The Coming of our Saviour
In his homily for 1st Sunday of Advent, Year A, Father Hanly asks why we prepare for the coming of our Saviour at Christmas with a reading about the second coming.
First Reading: Isaiah 2:1-5
Responsorial Psalm: Psalms 122:1-2, 3-4, 4-5, 6-7, 8-9
Second Reading: Romans 13:11-14
Gospel: Matthew 24:37-44
You’d think the proper preparation for Christmas would be an awful lot of happy songs and singing and dancing and preparing for the way of the Lord, and here we get the very end of the Apocalypse, the end of the world.
And we kind of stop for a minute and think how in God’s name is this the preparation for the coming of the Child, the coming of the Messiah, the coming of the Saviour?
I don’t know. But I can offer a few suggestions.
One is that knowing the final outcome should keep us aware of how important the path is, getting there. If you know what the final outcome is, all the struggle and darkness and failure and all these things that are a part of the human condition, can be understood. They can be put in perspective.
And that is what the writer does. We are prepared for the end of the world so we know how we can actually behave as we move towards that end.
Now the end is full of eschatological language, which is a big word trying to describe the end of time. It’s sort of like a Star Wars of fear: things are falling apart and everything is collapsing around us.
But we forget the very end. And in each of the gospels, the end is “Do not be afraid.” Do not be afraid for it is the hour of glory. The end of this world is the beginning of the next world, and the next world is peace and joy and happiness through all eternity.
And you have been chosen. You have been chosen even before you begin to be born into this world and move through this world with all the wonders of what each person has and all the problems and all of the difficulties and all of the weaknesses.
And so this kind of cataclysmic climax of the world is about the old world. But Jesus, who comes as a child, will be with us. He will be with us through our journey. He is always with us.
And why do we speak of the Coming then if it’s only Christmas?
The baby is born, the weak child. It’s the first step. The first step is the wonderful mystery of God, that the creator of heaven and earth becomes a helpless little child, needing a mother who is not even married to give him birth, and Joseph the carpenter frightened out of his wits, what is going to happen to him? And taking them in this expression of the great weakness of God that we are asked to remember that this is what Christmas is.

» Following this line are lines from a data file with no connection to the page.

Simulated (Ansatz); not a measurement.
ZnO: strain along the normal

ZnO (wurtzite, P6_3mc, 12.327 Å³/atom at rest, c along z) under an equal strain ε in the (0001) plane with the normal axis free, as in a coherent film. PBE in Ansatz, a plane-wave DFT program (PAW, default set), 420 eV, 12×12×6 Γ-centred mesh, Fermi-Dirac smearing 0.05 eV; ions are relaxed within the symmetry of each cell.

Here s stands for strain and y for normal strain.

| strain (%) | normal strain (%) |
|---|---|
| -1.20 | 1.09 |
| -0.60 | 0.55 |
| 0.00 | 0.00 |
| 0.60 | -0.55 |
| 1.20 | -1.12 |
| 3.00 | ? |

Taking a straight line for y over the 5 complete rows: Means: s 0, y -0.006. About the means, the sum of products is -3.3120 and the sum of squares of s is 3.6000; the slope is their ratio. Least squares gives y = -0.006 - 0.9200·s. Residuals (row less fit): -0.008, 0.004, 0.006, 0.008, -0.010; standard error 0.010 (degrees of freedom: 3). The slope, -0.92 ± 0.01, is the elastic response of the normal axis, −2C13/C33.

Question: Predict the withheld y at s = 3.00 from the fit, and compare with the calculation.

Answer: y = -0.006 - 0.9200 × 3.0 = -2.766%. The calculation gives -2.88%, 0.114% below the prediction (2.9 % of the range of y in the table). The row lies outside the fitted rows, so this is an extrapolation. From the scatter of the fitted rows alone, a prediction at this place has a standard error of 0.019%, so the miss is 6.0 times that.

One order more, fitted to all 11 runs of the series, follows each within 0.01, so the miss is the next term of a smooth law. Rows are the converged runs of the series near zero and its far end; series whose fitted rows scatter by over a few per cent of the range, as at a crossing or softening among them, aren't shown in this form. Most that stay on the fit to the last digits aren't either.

Christmas is the beginning of our salvation, of our healing, of our understanding of who we really are.
If he came as Superman, who could follow him? We’d be wasting our time here.
But if he takes on the human condition, if he feels the pain that we feel, and even more than any of us will ever be asked to suffer, if he sees that and looks down from the cross and says, “Forgive us all Father,” and demands that the Father not only forgive us, but heal us and save us.
And we look up into his eyes and we say, “God understands.” Not as a great God who’s going to do wonders all the time, but as a God who has entered into the human condition, rejoiced as we rejoice and suffered as we suffer.
And so the first step: God must become a helpless child. He must be vulnerable or he cannot be called the king of the people. He must suffer and he does.
The Second Coming is given to us in an eschatological way. It’s the end of the world. And at the end of the world, God wins.
After the disasters and the wars and the terrible havoc that happens in our world, we tend to think that living in this life is not worth all the trouble.
But it is more than that, for out of the pain and out of the sorrow and out of man thinking he has his own way, God moulds His own world with every bit of the tears and all the agony and all the fears and all that goes with it. He changes them to realise that this was the stuff of His Son, and His Son is our Saviour and our healer. And so, at the end of the world, he comes in glory on angel’s wings and he calls all the people together and the new millennium begins.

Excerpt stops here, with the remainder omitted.